Liedertafel is a four-man Oxford singing group I last heard a year ago in Wadham College Chapel, performing with the countertenor James Bowman. They were again first-class in a candlelit Christmas concert in Trinity College chapel last week.

As usual, their moving spirit Duncan Saunderson, a bass in New College Choir, was joined by Stephen Burrows (countertenor) and Ben Alden (bass), both in the Choir of St George's Chapel, Windsor, and this time by the tenor Matthew Vine, well known from his work with The Sixteen and his own vocal group, Vinum Bonum. As expected, their main repertoire was Renaissance polyphony, whose three- and four-part music always sounds so beautiful with a single (good) voice to a part; an unexpected and delightful bonus, however, was a series of readings by Colin Dexter - a long-term fan, it turns out, ever since Duncan Saunderson first started chatting to him about Morse's musical tastes.

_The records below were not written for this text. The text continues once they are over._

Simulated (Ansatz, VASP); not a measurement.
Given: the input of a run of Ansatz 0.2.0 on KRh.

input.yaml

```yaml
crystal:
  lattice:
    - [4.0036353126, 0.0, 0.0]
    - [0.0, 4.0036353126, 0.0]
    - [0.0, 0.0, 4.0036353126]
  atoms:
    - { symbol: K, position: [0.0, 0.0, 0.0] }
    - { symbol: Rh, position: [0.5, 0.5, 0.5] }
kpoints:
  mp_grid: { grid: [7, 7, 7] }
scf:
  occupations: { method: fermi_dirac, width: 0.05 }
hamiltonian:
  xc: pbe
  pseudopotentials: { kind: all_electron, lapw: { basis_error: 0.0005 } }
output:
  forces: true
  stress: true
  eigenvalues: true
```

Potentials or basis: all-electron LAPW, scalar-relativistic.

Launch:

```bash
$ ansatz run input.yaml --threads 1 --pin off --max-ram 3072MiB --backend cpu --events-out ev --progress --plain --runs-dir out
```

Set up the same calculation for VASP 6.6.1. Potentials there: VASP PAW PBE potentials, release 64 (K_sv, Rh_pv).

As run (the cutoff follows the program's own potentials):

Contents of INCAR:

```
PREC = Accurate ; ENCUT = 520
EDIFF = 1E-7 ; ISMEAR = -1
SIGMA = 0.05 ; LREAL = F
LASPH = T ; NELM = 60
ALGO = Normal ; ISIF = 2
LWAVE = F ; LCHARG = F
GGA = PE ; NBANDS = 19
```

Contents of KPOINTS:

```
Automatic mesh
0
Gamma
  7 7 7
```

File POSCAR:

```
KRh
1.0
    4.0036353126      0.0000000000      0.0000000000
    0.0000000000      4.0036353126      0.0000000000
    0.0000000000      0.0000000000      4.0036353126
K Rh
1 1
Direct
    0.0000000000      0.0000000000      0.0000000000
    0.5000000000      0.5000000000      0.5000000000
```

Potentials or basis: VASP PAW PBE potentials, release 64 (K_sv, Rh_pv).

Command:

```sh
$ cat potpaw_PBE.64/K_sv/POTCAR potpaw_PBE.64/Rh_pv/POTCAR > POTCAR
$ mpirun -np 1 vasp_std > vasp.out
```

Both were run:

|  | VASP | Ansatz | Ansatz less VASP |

These singers, all soloists in their own right, make a sound as far as possible from the fuzzily 'ecclesiastical' effect still associated with church choirs. I was going to say that they were at their best the more complex the music became, especially in such a masterpiece as the "Gloria" from the recently-discovered Missa Ave Regina Celorum of Jacob Obrecht (d.1505), a gem of Franco-Flemish polyphony. But that would be to underestimate the straightforward joys of good diction and perfect intonation in carols such as the 15th-century German Joseph Dearest, Joseph Mine and particularly Bach's exquisite arrangement of In Dulci Jubilo, the most subtle harmonic treatment possible of a simple tune.

I discovered, in talking to him later, that Saunderson has launched with the Liedertafel several of his own vocal arrangements of 19th-century piano music, including Schubert; this time we heard some 20th-century contributions to this lost art, largely based on pieces by Poulenc - particularly successful was Ding Dong Ding!, with the bells ringing in a distinctly French accent.